Downs v. Locke, CIVIL ACTION NO. 18-4529

Decision Date07 August 2020
Docket NumberCIVIL ACTION NO. 18-4529
PartiesDAVID B. DOWNS, Plaintiff, v. GEORGE LOCKE, Defendant.
CourtU.S. District Court — Eastern District of Pennsylvania

DuBois, J.

MEMORANDUM
I. INTRODUCTION

In this First Amendment retaliation case, plaintiffs David and Margaret Downs seek reconsideration of this Court's May 22, 2020 Memorandum and Order with respect to several rulings. Defendant George Locke seeks reconsideration of those parts of this Court's May 22, 2020 Memorandum and Order concluding that there was sufficient evidence that Locke retaliated against plaintiffs for exercising their First Amendment rights and denying Locke qualified immunity with respect to plaintiffs' First Amendment retaliation claim against him in his individual capacity. For the reasons set forth below, plaintiffs' motion for reconsideration is denied and defendant George Locke's motion for reconsideration is granted.

II. BACKGROUND1

Locke is the Borough Manager of the Borough of Jenkintown ("the Borough"), where plaintiffs reside. As Borough Manager, Locke reports to the Borough Council. In addition to his duties as Borough Manager, Locke also handled "code and enforcement, and zoning matters."Locke stated the Jenkintown Zoning Code ("Zoning Code") was a "gray area" and difficult to enforce.

From October 2016 until October 2017, the Borough received at least five complaints from plaintiffs' neighbors—the Glasses—that plaintiffs were operating an impact business in violation of the Zoning Code—a landscaping and lawn mowing business. The Glasses submitted photographs with the complaints that purported to show plaintiffs operating an impact business. Locke testified that, after the Glasses' first complaint against plaintiffs in October 2016, but before their second complaint in September 2017, Magisterial District Judge Elizabeth McHugh, in an oral ruling in a case involving the Glasses, expanded the definition of an impact business under the Zoning Code so as to include a broader range of activities. Jenkintown Borough Solicitor Sean Kilkenny testified that he was "personally present" when Judge McHugh announced that ruling. Kilkenny Dep. 49:23-50:10.

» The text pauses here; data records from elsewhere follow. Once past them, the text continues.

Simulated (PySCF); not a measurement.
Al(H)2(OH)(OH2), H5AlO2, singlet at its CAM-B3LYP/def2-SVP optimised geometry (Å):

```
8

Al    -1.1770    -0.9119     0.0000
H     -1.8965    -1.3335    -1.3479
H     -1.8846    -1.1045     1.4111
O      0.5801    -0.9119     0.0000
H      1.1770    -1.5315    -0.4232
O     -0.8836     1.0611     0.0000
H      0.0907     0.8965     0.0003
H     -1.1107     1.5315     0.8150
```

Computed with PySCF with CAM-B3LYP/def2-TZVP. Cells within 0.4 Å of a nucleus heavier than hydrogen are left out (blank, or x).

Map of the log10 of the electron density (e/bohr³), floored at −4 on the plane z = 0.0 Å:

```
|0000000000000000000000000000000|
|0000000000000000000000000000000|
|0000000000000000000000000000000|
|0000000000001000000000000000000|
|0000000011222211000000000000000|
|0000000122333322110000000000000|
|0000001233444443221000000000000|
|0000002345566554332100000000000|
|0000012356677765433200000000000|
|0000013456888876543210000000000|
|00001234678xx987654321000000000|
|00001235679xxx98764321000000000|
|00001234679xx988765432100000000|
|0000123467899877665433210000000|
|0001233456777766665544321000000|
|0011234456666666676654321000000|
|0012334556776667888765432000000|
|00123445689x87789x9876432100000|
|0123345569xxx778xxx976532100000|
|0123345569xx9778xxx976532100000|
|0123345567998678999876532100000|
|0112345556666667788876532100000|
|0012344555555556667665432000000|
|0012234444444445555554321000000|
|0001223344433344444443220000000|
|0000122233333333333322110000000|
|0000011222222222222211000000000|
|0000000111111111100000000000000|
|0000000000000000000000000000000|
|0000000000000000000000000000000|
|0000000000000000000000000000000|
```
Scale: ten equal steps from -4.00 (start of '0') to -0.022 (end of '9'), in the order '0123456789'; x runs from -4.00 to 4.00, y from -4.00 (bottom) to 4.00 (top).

Locke sought legal advice from Solicitor Kilkenny, on the question of whether the evidence against plaintiffs was sufficient to issue a Notice of Violation to them for operating an impact business in violation of the Zoning Code. Locke provided Solicitor Kilkenny with the evidence—including photographs—on the question whether plaintiffs operated an impact business. Kilkenny testified that he advised Locke that "he had a reasonable basis" to issue the Notice of Violation "based on the evidence and based on Judge McHugh's version of how she was interpreting the Code." Kilkenny Dep. 49:23-50:7. Locke followed Solicitor Kilkenny's legal advice and issued the Notice of Violation to plaintiffs on December 7, 2017.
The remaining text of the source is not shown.